Power In Numbers & "Who Made You God?" - Steemit Society Continues Its Evolution

in steemit •  2 years ago

So much has happened on Steemit over the past week, mainly in the area of abuse. I want to explore some of the discussion and controversy.

The landscape here shifts so fast, blink an eye and you might not recognise it. On recent trend is the formation of communities, consolidated by common interests, financial status, or indeed political goals, both noble and nefarious.

Power In Numbers

The original communities here were based around tags related to interests, such as science, photography, and anarchy. Over time it became obvious how cooperative teamwork could be efficiently applied to achieve common goals and some interesting examples have emerged.

Challenges such as the Steemit Photo Challenge and the Steemit Food Challenge effectively see funds collected to reward the most outstanding contributors within their respective communities.

Other community initiatives such as the Robinhood Whale seek to identify and reward the most under-appreciated contributors. There are various other group-forming initiatives, with varying degrees of success. Anyone can try to band people together. More about that later.

Are these mobs, collectives, gangs, cartels, organisations?

They're all sorts, and yes, they include spam and scam cartels. The idea of "goodies and baddies" is however, rather more exciting than the reality of some of the recent goings on. Steemit has been under heavy spam attack in the last week. With such quick and tangible rewards, it was only a matter of time before spammers arrived in their droves, and I believe this is still only the tip of the iceberg. They're also bringing their sock-puppet accounts because the spammers realise the power of numbers on Steemit.

Since recently having my own work plagiarised right here on Steemit and running the gauntlet of "revenge flagging", I've been heavily involved in the fightback against spam and it has been a real eye opener; spam and plagiarism is almost out of control.

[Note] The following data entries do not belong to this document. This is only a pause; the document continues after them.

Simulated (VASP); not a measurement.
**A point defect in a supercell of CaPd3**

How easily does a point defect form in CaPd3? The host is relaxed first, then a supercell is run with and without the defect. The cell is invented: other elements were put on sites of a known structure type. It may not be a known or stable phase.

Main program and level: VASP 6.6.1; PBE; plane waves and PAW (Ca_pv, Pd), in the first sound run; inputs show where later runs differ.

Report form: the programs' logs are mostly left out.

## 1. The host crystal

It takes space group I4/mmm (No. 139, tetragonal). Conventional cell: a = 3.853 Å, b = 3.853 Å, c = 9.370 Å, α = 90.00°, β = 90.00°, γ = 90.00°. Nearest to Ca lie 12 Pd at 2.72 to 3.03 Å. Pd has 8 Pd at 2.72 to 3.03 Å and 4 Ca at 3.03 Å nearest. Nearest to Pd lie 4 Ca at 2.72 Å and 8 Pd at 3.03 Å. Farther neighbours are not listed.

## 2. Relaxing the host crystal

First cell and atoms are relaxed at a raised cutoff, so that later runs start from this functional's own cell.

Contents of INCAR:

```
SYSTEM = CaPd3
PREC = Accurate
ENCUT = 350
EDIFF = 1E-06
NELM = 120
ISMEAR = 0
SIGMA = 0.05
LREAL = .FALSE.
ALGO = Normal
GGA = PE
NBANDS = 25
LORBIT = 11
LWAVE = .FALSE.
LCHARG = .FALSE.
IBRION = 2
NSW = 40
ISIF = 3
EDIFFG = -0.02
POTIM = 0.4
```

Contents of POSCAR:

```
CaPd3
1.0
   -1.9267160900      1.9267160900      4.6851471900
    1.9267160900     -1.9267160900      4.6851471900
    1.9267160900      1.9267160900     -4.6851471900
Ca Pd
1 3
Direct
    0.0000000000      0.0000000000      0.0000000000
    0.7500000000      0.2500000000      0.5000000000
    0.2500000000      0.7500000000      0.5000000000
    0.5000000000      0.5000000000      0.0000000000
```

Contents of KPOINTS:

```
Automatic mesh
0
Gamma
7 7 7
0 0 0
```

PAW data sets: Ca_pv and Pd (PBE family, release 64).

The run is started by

If you don't believe me, use TinEye, Google (with quotes around segments of text) or Copyscape to pick apart any random ten posts. Chances are at least one or two of them are complete plagiarism. Change your selection to only new accounts (rep-25), and that figure will be more like 5 in 10.
This is unsustainable.

Perhaps inevitably, in the last couple of days, we've seen the emergence of the Steemcleaners, a group of abuse/spam fighters putting up a united front. My opinion is that they are saving Steemit from drowning in copypasta, (and insuring that original content has a better chance of reward) but others have levied criticism towards them, and other individual abuse fighters.

Who made you God?

Different variations of this question have been a common response to criticism or flagging of those who have been caught plagiarising. In the real world, I would be the first to ask "who made you God" when anyone dishes out chastising criticism, especially when it comes to something like political correctness. Steemit however, is far less nuanced than real life. Protecting peoples intellectual property by exposing plagiarism does not equal "censorship" by any stretch of the imagination.

More generally, people have criticised abuse fighters, including Steemcleaners for being autocratic, and "the kids who wanted to be hall monitors". Well, here's the thing: On Steemit everyone, and no-one is God. If you want to set up your own group initiative, that is your prerogative. You might have to live up to the very high standards of integrity and accountability set by the Steemcleaners though, so, unless you're doing something the wider community is glad to support, you won't have much luck.

Finally, a quick note about profiles with a lot of flags.

When curating, you might come across heavily flagged accounts. There's two main types of heavily flagged accounts. The first, are the serial plagiarists who have been rumbled. The second however, are the brave individuals who stick their necks out to call out spam or abuse, and end up being targeted with revenge flags. These flags on their profiles are not black spots, but badges of honour. These flags are the battle scars inflicted on them for standing up for the Steemit community. Please don't let those flags put you off Upvoting their great content.

I'd like to end by paying tribute to some Steemians who have been heavily flagged, because they stood up against plagiarism or abuse. If you work hard to create original content, here are some people who I believe deserve support and gratitude. Hats off to these folks!
@patrice @klye @anyx @demotruk @minion @pfunk


(All images public domain)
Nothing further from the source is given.